“…Wait one year then we see what we have done wrong…”.
I sort of imagine him saying it in a Dutch accent with a very Dutch gutteral chuckle at the end of the sentence and a broad smile on his face. That is probably my imagination in overdrive. More of Piet another time.
It’s true. There will be plants in the garden that you get wrong because they behave differently for you, or you may, as I have often done, indulged in the rationalisation of a decision that you know, deep down, is doomed, but you talk yourself into it. Take delphiniums. I always wanted to grow them, but our Scottish garden was too damp and shady. So, for more than 2 years, I tried to grow them here in Tostat. After the first year, I knew it was a bad idea, but stubbornly persisted for another year.
But Piet has a good point. There is a humility that is kinder to yourself and your garden that accepts it when things don’t work, and there is always the silver lining of another year, another choice, another decision. And knowing is nothing to do with infallibility. I like that.
I am writing this mainly for a rest, as I have been digging out giant canna that have run amock. Hard labour. But they have to go as now we can’t see the Gunnera which is Andy’s pride and joy. It’s a fine piece of ground, near the ruisseau, with a good stand of banana, Musa bajoo, and it deserves to be released from the grip of the rampant cannas. The bank is gradually metamorphosing. A few years ago, I stuffed a load of things in there that I have been removing ever since…all rationalisations and thugs, the lot of them.
So, I am enjoying my chance to think again and have another go. Whatever goes in will not top 0.90m, I have sworn on a stack of Bibles.
And the cannas will get a reprieve. They get a last chance saloon shot in some ground near the pool, which I have averted my eyes from for years. But they might as well get a go at it. Seems only fair. And they may well bloom better in a sunnier spot, so it could be a win-win.

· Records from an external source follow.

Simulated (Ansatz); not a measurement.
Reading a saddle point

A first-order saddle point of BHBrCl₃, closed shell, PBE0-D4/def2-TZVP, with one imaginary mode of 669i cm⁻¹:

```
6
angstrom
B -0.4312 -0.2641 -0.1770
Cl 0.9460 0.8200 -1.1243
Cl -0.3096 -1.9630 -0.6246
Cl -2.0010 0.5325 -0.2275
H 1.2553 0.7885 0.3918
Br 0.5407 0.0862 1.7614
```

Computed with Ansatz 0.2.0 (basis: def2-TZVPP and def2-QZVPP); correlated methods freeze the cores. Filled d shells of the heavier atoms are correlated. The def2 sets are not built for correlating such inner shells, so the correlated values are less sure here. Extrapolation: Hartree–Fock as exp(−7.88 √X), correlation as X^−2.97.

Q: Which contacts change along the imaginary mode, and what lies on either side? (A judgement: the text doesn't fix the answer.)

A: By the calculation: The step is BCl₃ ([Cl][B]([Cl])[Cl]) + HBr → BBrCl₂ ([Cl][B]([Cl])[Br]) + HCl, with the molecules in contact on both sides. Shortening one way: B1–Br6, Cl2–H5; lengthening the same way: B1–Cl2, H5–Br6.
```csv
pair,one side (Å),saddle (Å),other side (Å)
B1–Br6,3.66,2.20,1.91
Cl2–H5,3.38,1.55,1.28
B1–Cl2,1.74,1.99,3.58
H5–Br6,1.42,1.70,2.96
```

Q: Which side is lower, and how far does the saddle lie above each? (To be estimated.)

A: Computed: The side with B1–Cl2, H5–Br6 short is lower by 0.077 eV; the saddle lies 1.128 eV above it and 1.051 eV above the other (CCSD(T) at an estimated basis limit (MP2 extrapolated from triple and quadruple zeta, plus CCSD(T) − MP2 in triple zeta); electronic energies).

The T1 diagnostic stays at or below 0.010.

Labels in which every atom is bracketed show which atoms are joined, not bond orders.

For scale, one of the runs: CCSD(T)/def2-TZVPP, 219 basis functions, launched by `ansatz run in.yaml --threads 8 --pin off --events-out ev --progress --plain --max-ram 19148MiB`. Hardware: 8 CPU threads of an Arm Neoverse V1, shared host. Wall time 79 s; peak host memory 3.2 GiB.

By the way, the RHS link to information about cannas refers to them as tender perennials. I wouldn’t swear on a stack of Bibles about this, but my experience is that they are far tougher than the RHS suggests. Here, they have been living only a couple of inches below the soil surface with a lot of rain, and periods of freezing temperatures down to -10 at the worst. We have lost some when it has been that cold, but not all.